Being a nerd doesn't carry the same negative connotations that it once did – not since people started to notice that nerds are often the big winners when it comes to career earnings. Nerds are people drawn to science and computers. They tend to be highly focused, and often lack social skills as a result. The term nerd itself was first coined by, of all people, Dr. Seuss in a children's book entitled If I Ran the Zoo, published in the early 50s. It really caught on in pop culture use when the TV series Happy Days hit the airways, and the language of the characters made its way into the language of the 70s.
For several decades, people called nerds were viewed as bumbling, poorly dressed, socially inept members of the A/V club. In movies, they were objects of ridicule, featured in Revenge of the Nerds series and other popular features as unlikely heroes or objects of ridicule.
With computers came the real rise of the nerds. It's hard to make fun of Bill Gates...even though one of the richest men in the world is a stereotypical American nerd.
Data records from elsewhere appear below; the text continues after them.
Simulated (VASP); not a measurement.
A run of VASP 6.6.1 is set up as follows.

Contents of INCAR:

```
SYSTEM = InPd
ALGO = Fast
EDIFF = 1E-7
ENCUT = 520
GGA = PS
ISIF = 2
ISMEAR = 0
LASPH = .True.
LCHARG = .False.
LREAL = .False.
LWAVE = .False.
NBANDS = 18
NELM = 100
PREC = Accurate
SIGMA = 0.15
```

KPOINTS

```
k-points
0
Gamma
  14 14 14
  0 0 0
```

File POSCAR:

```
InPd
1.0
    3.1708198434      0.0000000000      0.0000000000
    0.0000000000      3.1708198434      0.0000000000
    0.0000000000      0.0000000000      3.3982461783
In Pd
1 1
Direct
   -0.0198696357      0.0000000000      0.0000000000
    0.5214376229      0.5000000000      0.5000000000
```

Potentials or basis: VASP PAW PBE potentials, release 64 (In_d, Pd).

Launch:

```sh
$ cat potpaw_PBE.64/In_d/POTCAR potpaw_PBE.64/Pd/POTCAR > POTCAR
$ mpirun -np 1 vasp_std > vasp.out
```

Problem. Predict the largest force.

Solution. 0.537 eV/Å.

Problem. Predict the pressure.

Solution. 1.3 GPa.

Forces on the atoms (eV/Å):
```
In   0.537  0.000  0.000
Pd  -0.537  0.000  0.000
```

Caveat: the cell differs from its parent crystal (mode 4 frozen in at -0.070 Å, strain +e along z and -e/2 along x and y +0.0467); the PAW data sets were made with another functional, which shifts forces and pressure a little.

Interestingly, a huge culture has grown up around nerds. Far from being objects of ridicule, nerds are embracing their inner nerdishness with great passion. The Dungeons and Dragons crowd has gone mainstream and marketers long ago took notice, investing in cult television shows like The Walking Dead, in nerd and geek gear, like that found on thinkgeek.com, and on video and computer games rooted in imaginative fantasy. Nerds have even entered mainstream tv with The Big Bang Theory, CSI and even, arguably, How I Met Your Mother, where the lead characters are lawyers, a teacher, an architect/college professor, and a television reporter. Contrast that with the previous generation's ensemble comedy Friends where the lead characters were a professional shopper, a chef, a soap opera actor, a singer, and a businessman in an unknown position. There was nerdy Ross, of course, the museum curator, but he was gently frequently ridiculed for his boring nerdishness. The new generation of shows offers more admiration and a more positive focue on being an American nerd.
As the popularity of nerd culture grows and is viewed as more positive and appealing, new generations of kids may be drawn to the math and sciences career paths. It will be interesting to see whether pop culture can result in an upswing in the U.S. technology sector.